Annoyingly Progressive Since 2006
Well, God made Heaven & Earth
Then Man
Then Sin
Then had Man commit Sin
Then sent only Son to Earth in order to violently die for said Sin
So, you tell me . . .
Does God make mistakes?
God didn't create sin. Nor did God make humanity sin.
 

savagewind

Veteran Member
Premium Member
How can we change God's plans through prayer does it mean he made a mistake?
Two subjects here. Does God make mistakes? I think yes.
Subject number two: Does prayer change God's plan? Prayer does not change God's plan but adds to it imho.
 

EtuMalku

Abn Iblis ابن إبليس
Two subjects here. Does God make mistakes? I think yes.
Subject number two: Does prayer change God's plan? Prayer does not change God's plan but adds to it imho.

I see prayer as a "lost" magical art. It has become rote recitations or simple wish-making.
Prayer originally was a process of concentrated visualization, combined with emotional and mental energy, properly grounded to the physical through proper vocalization.

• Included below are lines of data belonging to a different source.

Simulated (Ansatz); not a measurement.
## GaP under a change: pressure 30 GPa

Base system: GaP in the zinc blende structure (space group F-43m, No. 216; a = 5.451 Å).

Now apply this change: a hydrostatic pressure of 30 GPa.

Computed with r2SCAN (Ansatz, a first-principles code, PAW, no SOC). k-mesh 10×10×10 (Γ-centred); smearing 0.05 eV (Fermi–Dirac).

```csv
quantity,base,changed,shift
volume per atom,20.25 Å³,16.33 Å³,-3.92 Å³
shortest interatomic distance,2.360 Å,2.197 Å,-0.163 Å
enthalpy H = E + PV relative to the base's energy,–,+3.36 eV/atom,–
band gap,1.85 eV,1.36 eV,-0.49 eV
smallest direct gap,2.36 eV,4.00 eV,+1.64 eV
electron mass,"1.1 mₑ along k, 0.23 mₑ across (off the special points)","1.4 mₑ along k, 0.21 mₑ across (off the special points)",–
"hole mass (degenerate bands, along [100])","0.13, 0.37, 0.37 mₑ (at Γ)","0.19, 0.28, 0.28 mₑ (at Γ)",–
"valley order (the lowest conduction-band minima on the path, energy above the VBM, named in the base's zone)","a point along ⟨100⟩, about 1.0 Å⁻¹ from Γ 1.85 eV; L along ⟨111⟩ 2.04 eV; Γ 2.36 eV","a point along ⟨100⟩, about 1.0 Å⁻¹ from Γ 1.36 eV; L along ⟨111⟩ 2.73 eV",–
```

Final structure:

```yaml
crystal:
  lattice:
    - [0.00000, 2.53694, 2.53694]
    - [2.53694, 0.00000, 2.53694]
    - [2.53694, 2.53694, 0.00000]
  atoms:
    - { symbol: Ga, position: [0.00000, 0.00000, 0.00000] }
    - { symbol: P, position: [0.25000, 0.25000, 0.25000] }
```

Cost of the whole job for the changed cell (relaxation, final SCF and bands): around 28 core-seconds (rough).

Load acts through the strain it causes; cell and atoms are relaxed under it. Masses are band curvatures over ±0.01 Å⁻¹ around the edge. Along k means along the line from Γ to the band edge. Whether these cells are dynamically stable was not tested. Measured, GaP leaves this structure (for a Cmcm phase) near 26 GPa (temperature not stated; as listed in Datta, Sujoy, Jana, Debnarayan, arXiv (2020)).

The spoken Word became in essence praying, this was first understood by the ancient Egyptians in the way of Affirmations and made manifest in (Heka) vibrational magic. Efforts were made to align sound with the principles of a cosmic order (natural ordering of the universe) which perhaps could be seen as a LOGOS, the dialog with that part of your Self that has the ability to create any condition you need or desire.
The invocation within a prayer unites our meditative state of consciousness with the power of the Word and our innate force of Will.